How Transparent Is Your Teaching?

by Daniel Baránek CC BY-SA 3.0 via Wikimedia Commons

by Daniel Baránek CC BY-SA 3.0 via Wikimedia Commons

It seems that I am most likely to hear the word "transparency" used these days in the context of politics, science, engineering and business. The term implies openness, communication, and accountability. Being transparent means operating in such a way that it is easy for others to see what actions are performed. I don't hear it much in terms of education. 

Mary-Ann Winkelmes is now the Coordinator of Instructional Development and Research at the University of Nevada (UNLV) and an affiliate scholar in UNLV's department of history, as well as a Senior Fellow of the Association of American Colleges & Universities (AAC&U). But Mary-Ann started in higher education as a teacher of Italian Renaissance art and architecture. She developed an interest in trying to learn more about how her students were learning the content. Over the years, this has moved her away from art history and towards teaching and learning. 

If you teach, think about a lesson or exercise that is one of your favorites to use. How much of your teaching of that is now habit and how "transparent" is the assignment or task? She found that many traditional assignments come with little or no explanation and that students complete them because their professors tell them to. What she wants faculty to think about how is not only how they teach but also to ask their students to think about how they learn. 

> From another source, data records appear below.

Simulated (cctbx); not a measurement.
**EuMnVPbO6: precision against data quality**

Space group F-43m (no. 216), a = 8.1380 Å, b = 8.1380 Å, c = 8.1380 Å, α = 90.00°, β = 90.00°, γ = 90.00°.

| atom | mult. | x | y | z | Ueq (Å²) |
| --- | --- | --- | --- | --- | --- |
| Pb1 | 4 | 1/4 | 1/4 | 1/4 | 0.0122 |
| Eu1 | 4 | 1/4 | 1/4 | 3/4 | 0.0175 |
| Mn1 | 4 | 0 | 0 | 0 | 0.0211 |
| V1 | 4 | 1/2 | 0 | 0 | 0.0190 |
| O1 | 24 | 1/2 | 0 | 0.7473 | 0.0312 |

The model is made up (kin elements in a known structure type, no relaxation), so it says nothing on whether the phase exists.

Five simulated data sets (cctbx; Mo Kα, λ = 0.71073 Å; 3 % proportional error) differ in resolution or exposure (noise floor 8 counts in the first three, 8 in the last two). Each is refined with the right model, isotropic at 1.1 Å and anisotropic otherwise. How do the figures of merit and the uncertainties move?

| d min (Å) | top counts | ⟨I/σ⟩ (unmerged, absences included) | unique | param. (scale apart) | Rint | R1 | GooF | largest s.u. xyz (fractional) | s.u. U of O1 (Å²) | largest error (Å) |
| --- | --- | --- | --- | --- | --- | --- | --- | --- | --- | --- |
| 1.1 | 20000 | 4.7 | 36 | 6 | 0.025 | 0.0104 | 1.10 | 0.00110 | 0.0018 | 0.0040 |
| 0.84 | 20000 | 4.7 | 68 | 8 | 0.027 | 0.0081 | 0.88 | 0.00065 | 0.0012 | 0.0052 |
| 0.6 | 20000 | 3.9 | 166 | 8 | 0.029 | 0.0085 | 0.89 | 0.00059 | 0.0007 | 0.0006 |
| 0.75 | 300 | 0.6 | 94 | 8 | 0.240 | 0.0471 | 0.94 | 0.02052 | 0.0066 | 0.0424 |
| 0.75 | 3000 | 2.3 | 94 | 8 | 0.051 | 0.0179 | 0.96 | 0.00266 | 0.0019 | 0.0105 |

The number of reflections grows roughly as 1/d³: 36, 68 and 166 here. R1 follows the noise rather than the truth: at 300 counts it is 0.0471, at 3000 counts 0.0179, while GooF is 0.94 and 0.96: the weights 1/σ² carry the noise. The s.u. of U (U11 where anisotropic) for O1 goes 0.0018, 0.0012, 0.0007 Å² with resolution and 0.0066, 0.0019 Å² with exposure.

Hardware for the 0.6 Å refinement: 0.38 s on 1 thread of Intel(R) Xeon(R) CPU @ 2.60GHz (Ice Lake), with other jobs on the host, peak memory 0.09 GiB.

In a 2015 interview, she defined transparency in this way: "Transparency means teaching students about more than just the course subject matter. It means telling students about your rationale for how and why you've chosen to shape their learning experiences. Most of the time, college faculty think and plan carefully about how the required work in their courses will lead students through a meaningful learning process. But students don't understand that because teachers stop short of discussing it with them. Transparency in teaching and learning requires that teachers and students talk about the process of how students are learning just as explicitly as they talk about the course content – or what students are learning."  

Winkelmes spent time at Harvard University's Derek Bok Center for Teaching and Learning, the University of Chicago's Center for Teaching and Learning, and the University of Illinois where she created the Transparency Project in Teaching and Learning in 2010. Now she trains professors in “transparent” teaching.

This approach helps students understand why they have received an assignment, what they are expected to do, and how they will be evaluated. In The Unwritten Rules of College  How Professors Can Make Assignments Transparent, she describes how faculty involved in the project considered three questions when creating assignments: the task, the purpose, and the criteria.

This sounds so very basic to creating an assignment, but she finds it is frequent;y lacking in assignments. Perhaps those assignments are more translucent or even opaque.

Students need to be told exactly they are to do, including knowing the purpose of the assignment. Why are they being asked to do this and what is the instructor’s goal? What are the criteria that will be used to evaluate the work that the students submit?

She believes that knowing those three things can help motivate students and make their courses relevant.